Multiple Process in One Location

Successful job shops gain efficiencies by performing as many actions as possible at a single location.

“I’ve seen fabricators embrace the ability to conduct multiple operations at one machine stop,” says Welz. “At one machine a user may countersink, place holes, tap certain holes, etc. In contrast, transporting a part from one location to another to perform these functions, and then tracking that part throughout the process, is extremely costly.”

In assessing the value of a combination punching machine and laser cutter, Welz explains, fabricators should consider the entire throughput time, and not be hung up on processing time for a single operation. Focusing on single-operation time may lead fabricators to send parts from location to location, where advantages of a quick operation are more than negated by the aforementioned travel inefficiencies. While a laser-cutting machine can take 1 to 2 sec. to create a hole, a punch machine may take a quarter of a second, if that. Welz cautions not to try switching from machine to machine to capture those speed differences.

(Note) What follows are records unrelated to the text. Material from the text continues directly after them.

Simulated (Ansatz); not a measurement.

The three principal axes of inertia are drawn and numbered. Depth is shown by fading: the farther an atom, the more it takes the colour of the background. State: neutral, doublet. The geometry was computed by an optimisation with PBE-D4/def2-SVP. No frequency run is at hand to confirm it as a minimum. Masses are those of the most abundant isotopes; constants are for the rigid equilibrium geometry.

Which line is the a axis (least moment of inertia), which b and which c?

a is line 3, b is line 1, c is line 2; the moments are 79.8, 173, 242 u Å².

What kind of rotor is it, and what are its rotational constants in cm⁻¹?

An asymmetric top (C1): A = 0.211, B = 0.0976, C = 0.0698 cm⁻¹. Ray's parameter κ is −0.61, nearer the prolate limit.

“For example,” he says, “a job shop may need to make a 12 by 16-in. part from 1⁄8-in.-thick material, and this part requires a series of holes and a countersink as well as some tapping. The job shop first takes that job to a laser-cutting machine, which rips through its tasks in 8 sec. Now this unfinished part is removed from that machine and placed in a bin for travel to another machine for another task. In this process, the quick laser-cutting speed is negated and then some.”

Multiply that by the number of processes and station changes, and the efficiencies of a laser or punching machine are removed.

“A combination laser-cutting and punching machine, on the other hand, performs all of the required processes in one station, with the same edge and hole quality gained by using those machines separately,” says Welz. “From a throughput standpoint, when looking at the time allotted for creation of a complete, finished part, a fabricator often will see that the combination machine is much faster because the entire process has been enveloped in a single station. This is a very diverse piece of equipment that can adapt to incoming projects, and do so economically.”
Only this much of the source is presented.